Myths about Science and Religion: That Christianity Gave Birth to Modern Science

In these posts I have often focused on the close interaction between science, or natural philosophy, and Christianity. But as Noah J. Efron helpfully reminds us in his entry in Galileo goes to Jail, “Christian ideas about nature were not exclusively Christian ideas.”

Efron admits that the claim that Christianity led to modern science captures something true and important. In this context he makes reference to Baylor University sociologist Rodney Stark, who in his recent book, For the Glory of God (2003), asserts:

Christianity created Western Civilization. Had the followers of Jesus remained an obscure Jewish sect, most of you would not have learned to read and the rest of you would be reading from hand-copied scrolls. Without a theology committed to reason, progress, and moral equality, today the entire world would be about where non-European societies were, say, 1800: A world with many astrologers and alchemists but no scientists. A world of despots, lacking universities, banks, factories, eyeglasses, chimneys, and pianos. A world where most infants do not live to the age of five and many women die in childbirth—a world truly in “dark ages.”

As Stark sees it, without Christianity, chimneys and pianos, and all the more so chemistry and physics, would not exist. Despite the implausibility of this passage, Stark makes a valid point. Numerous historians and sociologists have found that some forms of Christianity provided the motivation to study nature systematically. “Although they disagree about nuances,” writes Efron, “today most historians agree that Christianity (Catholicisim as well as Protestantism) moved many early-modern intellectuals to study nature systematically.”

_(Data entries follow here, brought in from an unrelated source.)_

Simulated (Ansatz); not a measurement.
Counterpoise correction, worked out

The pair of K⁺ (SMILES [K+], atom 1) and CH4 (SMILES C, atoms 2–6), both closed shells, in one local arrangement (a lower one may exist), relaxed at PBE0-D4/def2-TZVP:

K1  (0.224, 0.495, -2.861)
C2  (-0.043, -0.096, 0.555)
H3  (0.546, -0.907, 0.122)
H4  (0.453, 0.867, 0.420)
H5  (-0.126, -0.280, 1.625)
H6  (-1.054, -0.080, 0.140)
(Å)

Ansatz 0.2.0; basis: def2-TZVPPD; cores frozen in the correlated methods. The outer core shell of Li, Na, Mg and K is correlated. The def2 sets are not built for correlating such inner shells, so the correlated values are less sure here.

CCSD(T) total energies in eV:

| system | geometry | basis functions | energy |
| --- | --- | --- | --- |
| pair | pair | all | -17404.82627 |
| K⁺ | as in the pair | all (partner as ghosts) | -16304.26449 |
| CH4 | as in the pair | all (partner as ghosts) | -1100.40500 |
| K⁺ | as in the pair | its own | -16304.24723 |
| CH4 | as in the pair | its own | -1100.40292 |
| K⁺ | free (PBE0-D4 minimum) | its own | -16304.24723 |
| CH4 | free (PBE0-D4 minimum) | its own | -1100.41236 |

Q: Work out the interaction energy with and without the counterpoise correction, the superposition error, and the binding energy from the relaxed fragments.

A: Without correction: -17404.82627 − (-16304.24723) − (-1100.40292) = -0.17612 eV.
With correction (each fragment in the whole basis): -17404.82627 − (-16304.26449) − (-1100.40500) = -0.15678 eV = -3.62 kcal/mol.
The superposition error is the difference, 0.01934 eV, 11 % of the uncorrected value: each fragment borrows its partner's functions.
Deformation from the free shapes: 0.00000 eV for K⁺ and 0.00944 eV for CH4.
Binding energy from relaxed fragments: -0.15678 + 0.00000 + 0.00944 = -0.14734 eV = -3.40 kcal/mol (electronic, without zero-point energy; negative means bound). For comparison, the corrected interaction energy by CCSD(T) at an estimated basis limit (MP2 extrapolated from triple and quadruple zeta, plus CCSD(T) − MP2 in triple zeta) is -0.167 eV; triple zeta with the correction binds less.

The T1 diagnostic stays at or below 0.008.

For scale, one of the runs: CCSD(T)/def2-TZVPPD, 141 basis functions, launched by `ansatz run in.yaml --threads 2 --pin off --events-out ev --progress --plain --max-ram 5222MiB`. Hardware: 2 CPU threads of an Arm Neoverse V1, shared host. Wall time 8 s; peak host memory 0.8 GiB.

Historians also note that many notions borrowed from Christian belief are found in scientific discourse. The very notion of “laws of nature,” for instance, is borrowed from Christian theology. There are laws because there is a Law Giver. Further, many historians point out that Christian convictions also affected how nature was studied. For example, Peter Harrison has argued that St. Augustine’s notion of original sin was embraced by sixteenth- and seventeenth-century advocates of experimental natural philosophy. Fallen man cannot understand the inner workings of the world through reason alone, and thus required painstaking experiment and observation to arrive at knowledge of how nature truly works. As Efron puts it, “Christian doctrine lent urgency to experiment.”

Historians have also found that changing Christian approaches to interpreting the Bible affected the way nature was studied in very important ways. The Reformers, for instance, rejected the allegorical reading of the biblical text, seeking  a more straightforward interpretation. This same straightforward approach was simultaneously applied to understanding nature. Many sixteenth- and seventeenth-century founders of modern science also found in Christianity legitimation of their pursuits. Seminal figures like Rene Descartes (1596-1650) and Isaac Newton (1642-1727) believed that their “new philosophy” was in agreement with the truths of faith, and that Christianity in fact bolstered their scientific discoveries—and that these discoveries in turn bolstered Christianity.

A final example Efron provides is that Christian churches, far from neglecting or oppressing approaches to understanding nature, were leading patrons of natural philosophy and science, “in that they supported theorizing, experimentation, observation, exploration, documentation, and publication.”

But despite all of this supporting evidence, it “does not mean that Christianity and Christianity alone produced modern science.” Indeed, Christian ideas about nature were clearly not exclusively Christian ideas. In the early centuries of Christianity, for instance, the views and sensibilities of Christian thinkers were shaped by the “classical tradition,” an intellectual heritage that included art, rhetoric, history, poetry, mathematics, and philosophy, including the philosophy of nature. For this reason Efron argues that “excluding the place of classical philosophers from an account of the history of modern science is an act of intellectual appropriation of breathtaking arrogance, and ones that the forefathers of modern science themselves would have never agree to.”

Christian philosophers of nature were also indebted, directly or indirectly, to Muslim and, to a lesser degree, Jewish philosophers of nature who used Arabic to describe their investigations. Indeed, it was in Muslim lands that natural philosophy received the most careful and creative attention from the seventh to the twelfth century. As Efron notes, “many of these Muslim achievements were, in time, eagerly adopted by Christian philosophers of nature.” (Although, I would contest Efron’s use of the word “Muslim,” for many were simply Arabs, whether pagan, Jew, or Christian, and not necessarily devotees of Islam.)

Borrowing a illustration from anthropologist Clifford Geertz, Efron posits that “modern science rests on early-modern, Renaissance, and medieval philosophers of nature, and these rested on Arabic natural philosophy, which rested on Greek, Egyptian, Indian, Persian, and Chinese texts, and these rested, in turn, on the wisdom generated by other, still earlier cultures.”

In his final comments on the subject, Efron narrows his view toward the so-called Scientific Revolution. Religion, he says, was only one part of that revolution. Commerce, voyages of discovery, technological developments, political organizations, new and revised legal systems, all spurred the development of modern science in complicated ways. “Yes, Christian belief, practice, and institutions left indelible marks on the history of modern science, but so too did many other factors, including other intellectual traditions and the magnificent wealth of natural knowledge they produced.”

This leads Efron to conclude with an absolutely crucial point, that all of us, believers, nonbelievers, scientists and non-scientists, ought to mull over: we must see science for what it really is: a marvelous human invention, a human institution. “For better and for worse, science is a human endeavor, and it always has been.”